In the spirit of Halloween (maybe a few days late!)
An old friend from elementary school posted a photo on instagram circa 1996 when I dressed up as Sailor Moon for her halloween party.
It got me thinking...
I was OBSESSED with Sailor Moon. So much to the point that I asked my parents to buy a grey cat named Luna, just like in the TV show.
In Sailor Moon, Serena comes home one day to find a magical sceptre on her bed. It was given there by her saviour Luna. This magical brooch enabled her to become Sailor Moon; a soldier to save the earth from the forces of evil.
I suffered from post-traumatic stress as a kid. I had severe anxiety. To escape my reality, I submerged myself in television and movies. My imagination had no limits. Some could say I didn’t really live on planet earth as I was lost in fantasy land.
I dreamed, daydreamed, imagined and played out the scenario in my head the day when I would come home one day, and one small thing would change my life.
That someone would save me from the hell in my mind and tell me there was a better destiny out there for me.
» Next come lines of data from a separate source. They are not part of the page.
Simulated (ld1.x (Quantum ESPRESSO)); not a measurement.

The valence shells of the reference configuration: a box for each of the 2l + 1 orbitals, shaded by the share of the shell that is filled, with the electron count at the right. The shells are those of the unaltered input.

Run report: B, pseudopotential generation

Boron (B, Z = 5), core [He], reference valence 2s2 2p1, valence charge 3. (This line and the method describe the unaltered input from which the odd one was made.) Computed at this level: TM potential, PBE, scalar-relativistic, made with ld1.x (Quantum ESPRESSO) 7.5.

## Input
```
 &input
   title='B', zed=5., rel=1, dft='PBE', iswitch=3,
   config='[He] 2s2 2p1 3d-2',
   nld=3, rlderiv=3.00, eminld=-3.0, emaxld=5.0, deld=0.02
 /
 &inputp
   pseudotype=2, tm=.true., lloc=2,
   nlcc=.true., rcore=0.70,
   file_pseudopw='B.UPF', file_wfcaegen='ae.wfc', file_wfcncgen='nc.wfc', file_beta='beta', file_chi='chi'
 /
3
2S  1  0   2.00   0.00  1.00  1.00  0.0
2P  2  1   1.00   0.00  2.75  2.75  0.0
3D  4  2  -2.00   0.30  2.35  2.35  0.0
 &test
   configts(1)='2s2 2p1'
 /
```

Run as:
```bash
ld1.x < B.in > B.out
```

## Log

I specifically recall one day waiting what felt like an excruciating amount of time for my mom to pick me up from school. Someone appeared to tell me that I was the chosen one and I was ready to become “that” person. That person I dreamed of becoming. The scene looked a little something like this photo with all the glimmering lights and long locks of blonde hair (Think Sailor Moon theme song when she takes the wand and starts transforming into a goddess)
As years went on, no one was there to save me. No magic sceptre appeared.
How is this relevant today?
Because we have so many limiting beliefs ingrained in our subconscious that we don’t even realize it.
For 23 years I expected someone else to suddenly appear and give me permission to become the person I longed to be. I wasn’t able to distinguish fantasy from reality.
And instead of creating the reality I wanted, I was sitting, waiting in my fantasies.
I know God has a plan for me, and I know what I am here to do know. I also know it’s up to ME to take control of MY DESTINY.
You don’t need permission to become the best version of yourself. You don’t need permission to fulfill your soul purpose.
What lies did you tell yourself growing up? How did you limit yourself ?
Share below! :) Vulnerability will set you free!